Slashdot Mirror


Building a Scaleable Apache Site?

bobm writes "I'm looking for feedback on any experience building a scaleable site. This would be a database driven site, not just a bunch of static pages. I've been looking for pointers to what other people have learned (either the easy way or hard way). I would like to keep it Apache based and am looking for feedback on the max # of children processes that you've been able to run, etc. Hardware-wise, I'm looking at using quad Xeons or even Sun E10K systems. I would like to stay non-clustered if possible."

3 of 60 comments (clear)

  1. Cache, Cache, Cache by Longstaff · · Score: 5, Insightful
    is *the* most important word around for dynamic sites.

    I've built a site that's able to handle 1-2 million dynamic page views per day. There's not a single static page on the whole site except for the 404 page.

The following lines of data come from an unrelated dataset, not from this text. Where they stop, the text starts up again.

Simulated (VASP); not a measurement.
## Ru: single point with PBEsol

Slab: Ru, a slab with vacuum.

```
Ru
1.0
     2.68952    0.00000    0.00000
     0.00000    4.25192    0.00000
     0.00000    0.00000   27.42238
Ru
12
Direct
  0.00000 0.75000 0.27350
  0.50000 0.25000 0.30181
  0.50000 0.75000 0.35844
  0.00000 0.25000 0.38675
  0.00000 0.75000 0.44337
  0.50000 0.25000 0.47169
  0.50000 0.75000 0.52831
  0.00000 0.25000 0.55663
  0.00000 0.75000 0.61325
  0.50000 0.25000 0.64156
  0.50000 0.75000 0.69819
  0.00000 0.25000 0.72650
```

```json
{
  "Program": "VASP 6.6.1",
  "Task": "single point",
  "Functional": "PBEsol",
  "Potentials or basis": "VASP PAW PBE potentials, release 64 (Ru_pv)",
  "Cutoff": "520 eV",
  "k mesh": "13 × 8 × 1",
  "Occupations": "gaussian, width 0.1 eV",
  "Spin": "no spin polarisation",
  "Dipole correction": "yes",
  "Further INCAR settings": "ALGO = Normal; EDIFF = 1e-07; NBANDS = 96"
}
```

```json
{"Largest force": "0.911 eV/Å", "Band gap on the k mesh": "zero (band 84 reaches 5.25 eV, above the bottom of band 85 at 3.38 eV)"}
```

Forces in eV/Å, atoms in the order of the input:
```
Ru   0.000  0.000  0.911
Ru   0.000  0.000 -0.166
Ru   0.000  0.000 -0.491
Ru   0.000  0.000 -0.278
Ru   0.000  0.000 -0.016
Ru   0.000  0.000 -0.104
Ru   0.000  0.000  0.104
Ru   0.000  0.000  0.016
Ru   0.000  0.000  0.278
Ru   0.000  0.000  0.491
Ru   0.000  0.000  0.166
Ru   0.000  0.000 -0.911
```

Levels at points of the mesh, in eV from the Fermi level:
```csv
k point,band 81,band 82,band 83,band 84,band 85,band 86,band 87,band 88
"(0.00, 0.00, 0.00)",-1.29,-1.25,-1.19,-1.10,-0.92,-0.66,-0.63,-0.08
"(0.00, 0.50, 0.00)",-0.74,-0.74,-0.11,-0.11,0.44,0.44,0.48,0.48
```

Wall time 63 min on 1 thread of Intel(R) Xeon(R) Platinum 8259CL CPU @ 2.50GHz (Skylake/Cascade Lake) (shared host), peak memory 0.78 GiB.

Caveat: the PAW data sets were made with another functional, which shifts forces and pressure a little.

    /. doesn't generate these pages on the fly, they're generated by a background process that runs every minute or so and stored as a file. There's no reason to requery the database if you don't have to.

    One trick that we currently use is a little daemon that runs on our app servers (custom java app). It's essentially a tcp socket interface to a hashtable with an expiration timestamp. Here's how the site works:

    1. request comes in
    2. front end server takes GET params and queries the local cache daemon to see if those objects are local
    3. if the objects are local - great - slap them together and deliver the page, otherwise
    4. query the database for the object info
    5. populate the cache daemon
    6. deliver the page
    Another trick we use is dumping the output from one dynamic page to be included by another. So, have a page that generates nothing but an element (eg. slashbox). Have a mechanism on the back end that requests that page and stores the result as a text file. The dynamic page (say, php or jsp) just uses an include directive pointing to the static text file - which can be formatted html.

    Of course, the real weak point of the system (without clustering) is the database. Make sure that your data is index properly and that your queries are optimised. We have 2 tables with over a million rows each that get hit all the time. Proper data layout, quick queries and the local caches help our puny dual P3-733 (NON xeon) with a paltry 1GB of RAM dish out well over a million dynamic pages per day.
  2. Re:Kegel's site by Longstaff · · Score: 4, Insightful

    mod parent up - great link!

  3. NFS vs. rsync? by LedZeplin · · Score: 2, Insightful

    Several of you have discussed using NFS for cluster webservers to access a shared web root. My current setup uses rsync to distribute the files to the cluster nodes and I'm wondering why NFS? It seems that the rsync method would be a lot more failure resistant. If my primary server goes down the cluster nodes can serve the site as it was at time of failure. With an NFS server you would need a high availibility failover other wise all the cluster nodes are SOL right? I'm curious what the plus side to NFS is, maybe I'm missing out on something.